17.   Referring to the judge's approach and the CPR regime Lord Woolf later on added:

  
   "Under that approach judges have to be trusted to exercise the wide discretions which they have fairly and justly in all the circumstances, while recognising their responsibility to litigants in general not to allow the same defaults to occur in the future as have occurred in the past. When judges seek to do that, it is important that this court should not interfere unless judges can be shown to have exercised their powers in some way which contravenes the relevant principles."

18.   The other case to which I should make brief reference is Bansal (Hardial Singh) v Cheema (Darbara Singh) an unreported decision of the Court of Appeal on 2nd March this year in which Brooke LJ, having referred to the facts of that case and to the terms of CPR rule 3.9(1) and the discretion conferred on the judge said , at paragraph 27:

  
   "I am always very reluctant for this court to interfere with a decision made by a judge in the exercise of his case management powers under CPR Part 3. The responsibility for managing these actions is given fairly and squarely to the judge. The role of the Court of Appeal should only be seen as a longstop, to be called in aid when things appear to have gone seriously wrong. If the judge had systematically gone through the list of matters he had to take into account under CPR 3.9(1), and come to the conclusion that the order he was making was a just order, it would be very difficult for this court to interfere with it, because he would manifestly have taken into account, all the matters he was obliged to take into account. A circuit judge in a busy court like the Central County Court will have much greater experience of the problems and difficulties of controlling litigation in that court than this court necessarily has.
   I am of the clear view, however, that on this occasion the judge did not do what the rules required of him, and that a substantial injustice was done to him as a result. Accordingly this court should interfere."

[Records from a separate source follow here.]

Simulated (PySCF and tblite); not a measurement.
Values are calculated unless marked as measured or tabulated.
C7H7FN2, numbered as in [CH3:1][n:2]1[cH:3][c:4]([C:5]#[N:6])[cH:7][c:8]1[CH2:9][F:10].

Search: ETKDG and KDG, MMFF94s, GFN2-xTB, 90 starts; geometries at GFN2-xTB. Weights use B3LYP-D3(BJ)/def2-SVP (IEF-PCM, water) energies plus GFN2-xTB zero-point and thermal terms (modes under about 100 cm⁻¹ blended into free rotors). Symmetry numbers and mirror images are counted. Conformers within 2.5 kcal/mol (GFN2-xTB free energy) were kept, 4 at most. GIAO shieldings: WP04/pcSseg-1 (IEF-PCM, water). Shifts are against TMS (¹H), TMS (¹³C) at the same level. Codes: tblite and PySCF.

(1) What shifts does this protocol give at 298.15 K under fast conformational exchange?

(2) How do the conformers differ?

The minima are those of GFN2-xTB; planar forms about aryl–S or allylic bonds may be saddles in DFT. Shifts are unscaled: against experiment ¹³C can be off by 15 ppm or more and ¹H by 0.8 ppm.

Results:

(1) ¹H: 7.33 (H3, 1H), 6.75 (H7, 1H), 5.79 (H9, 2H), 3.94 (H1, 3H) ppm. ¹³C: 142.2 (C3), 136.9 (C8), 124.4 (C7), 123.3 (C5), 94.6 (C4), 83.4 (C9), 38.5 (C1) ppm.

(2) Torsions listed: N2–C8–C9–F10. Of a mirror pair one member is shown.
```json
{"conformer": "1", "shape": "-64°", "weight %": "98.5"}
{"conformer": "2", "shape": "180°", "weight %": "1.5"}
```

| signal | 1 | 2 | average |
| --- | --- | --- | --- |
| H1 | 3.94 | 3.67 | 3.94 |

19.   Mr Cank who has appeared in person has suggested to us that the delay in the service of the witness statement on him was deliberate in that Mr Borrell wished to see what he, Mr Cank, had said in his witness statement before finalising his own. All I can say with regard to that assertion is that it did not appear to find favour with the judge because he did not accept that as a true view of the facts. It seems, therefore, that that is not a basis on which we should approach this appeal.

20.   It seems to me that the original order of Judge Hall was wrong in principle. The breach relied on was technical in the extreme given that Mr Cank already had the witness statement of Mr Borrell in connection with the interim application. The witness statement which was required to be served on or before 23rd August was in fact delivered to Mr Cank's house on 25th or 26th August. Therefore he had what the order required him to have, albeit only two or three days late. It is true that it had not been filed with the court until 1st October but it had been filed with the court before Judge Hall struck out the defence and subsequently confirmed the strike out of the counterclaim a week later on the 7th October. There had been no suggestion that the hearing date for the trial might go off because of the late service or filing of the witness statement. It appear to be a case where there was absolutely no merit in striking out a defence which was adequately particularised and had been fully supported by the witness statement which had been in possession of Mr Cank for some time.

21.   I am puzzled, therefore, as to why it was that Judge Hall thought it appropriate to take the action he did on the footing of a letter from Mr Cank and no appearance from the defendants to the action. But the appeal we are concerned with is an appeal from the order of Judge O'Rorke, not an appeal from the order of Judge Hall. But it appears to me likewise that Judge O'Rorke erred in principle. He did not appear to have regard to the circumstances in which Judge Hall made his original order. He did not go through the checklist of matters in Rule 3.9, in particular those referred to in paragraphs (g) (h) and (i) which I quoted earlier. Had he done so, he must (I should have thought) have realised that the original sanction was unjustified when it was made but was certainly unjustified by the time the matter came before him. The trial was due to proceed on 25th and 26th November and there had been no suggestion that any late delivery or filing of the witness statement would prejudice that date.

22.   But more than that, it appears to me that Judge O'Rorke misunderstand the nature of the claim that was proceeding and the nature of the defence which Broadyard Associates had submitted. The claim which was proceeding, Mr Cank having been put to his election, was proceeding on the basis that there had been no lawful forfeiture of the lease. The acceptance that Mr Cank should have relief from forfeiture was irrelevant to that because relief from forfeiture would only become germane if the forfeiture had lawfully taken place. Therefore the judge misunderstood the nature of the defence which was put forward, it was a substantive defence to the claim for damages on the footing that the forfeiture had been unlawful.

23.   The admission of relief against forfeiture was on the footing that the forfeiture was lawful. It seems to me, therefore, that the combination of the failure to consider the position as to the justification of the original striking out and the failure to understand the nature of the defence to the claim that was being pursued was such as to make judge O'Rorke's judgment wrong in principle and to produce, in my view, an unjust result.

24.   For my part, therefore, I would allow the appeal and restore the defence in counterclaim as originally served.

25.   LORD JUSTICE MAY: I agree.

26.   MR JUSTICE FORBES: I agree.
   (Appeal allowed; defendants to pay costs of hearing in lower court; costs of both parties to be costs in the action).